This fascinating bit of film history sometimes turns up on documentaries about Barrymore and/or about productions of "Hamlet". So far, it has been virtually impossible for both Shakespeare buffs or the average viewer to see this short film complete--I myself have not been able to. Some day, if we're lucky, an imaginative distributor of rare film footage will have the foresight to release this complete on videocassette.

This is more than just a screen test. This is the actual Ghost Scene from "Hamlet", performed in full make-up and costume, by the legendary John Barrymore, re-creating an excerpt from his most acclaimed 1920's stage performance, the title role in "Hamlet". As an added bonus, it is filmed in Technicolor. (There are other actors in this scene--it is done presumably the way it would have been done if Barrymore had made a real film version of the play---but the identity of the other actors, as far as I know, is a mystery.)

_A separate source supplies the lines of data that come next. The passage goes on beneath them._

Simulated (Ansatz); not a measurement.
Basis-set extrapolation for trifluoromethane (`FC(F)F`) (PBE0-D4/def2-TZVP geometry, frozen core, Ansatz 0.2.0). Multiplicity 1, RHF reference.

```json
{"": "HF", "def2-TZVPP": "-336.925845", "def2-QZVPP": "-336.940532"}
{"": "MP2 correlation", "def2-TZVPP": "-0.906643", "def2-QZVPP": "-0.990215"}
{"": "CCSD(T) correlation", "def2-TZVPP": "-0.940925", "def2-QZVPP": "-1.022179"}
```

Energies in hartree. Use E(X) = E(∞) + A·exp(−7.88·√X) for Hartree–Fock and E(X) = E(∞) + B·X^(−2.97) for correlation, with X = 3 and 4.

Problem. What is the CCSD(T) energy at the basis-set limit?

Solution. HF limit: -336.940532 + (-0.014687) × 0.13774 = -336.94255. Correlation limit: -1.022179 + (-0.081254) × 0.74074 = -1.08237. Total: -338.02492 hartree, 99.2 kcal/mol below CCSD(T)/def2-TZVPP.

An invaluable document like this should not be permitted to gather dust in the vaults. Barrymore, as expected, gives a towering performance,loaded with charisma and stage presence. His rich voice reciting the familiar lines is enough to send chills down any viewer's spine, but with this film, we can see his facial expressions as well, and, no, they don't come across as unintentionally funny. If his Hamlet seems rather overdone in comparison to Olivier, Branagh, or any of the other Hamlets we have become accustomed to, that still does not diminish the excitement we get from actually being able to see AND hear some of it. We are left with a sense of both loss and frustration that Barrymore finally decided he was too old for the role (he was 51 at the time this test was made,and looks at least 40). But, at least, this excerpt does give us the only permanent visual and aural record of the greatest American stage performance of the 1920's,and as such, deserves to be made more available to the viewing public.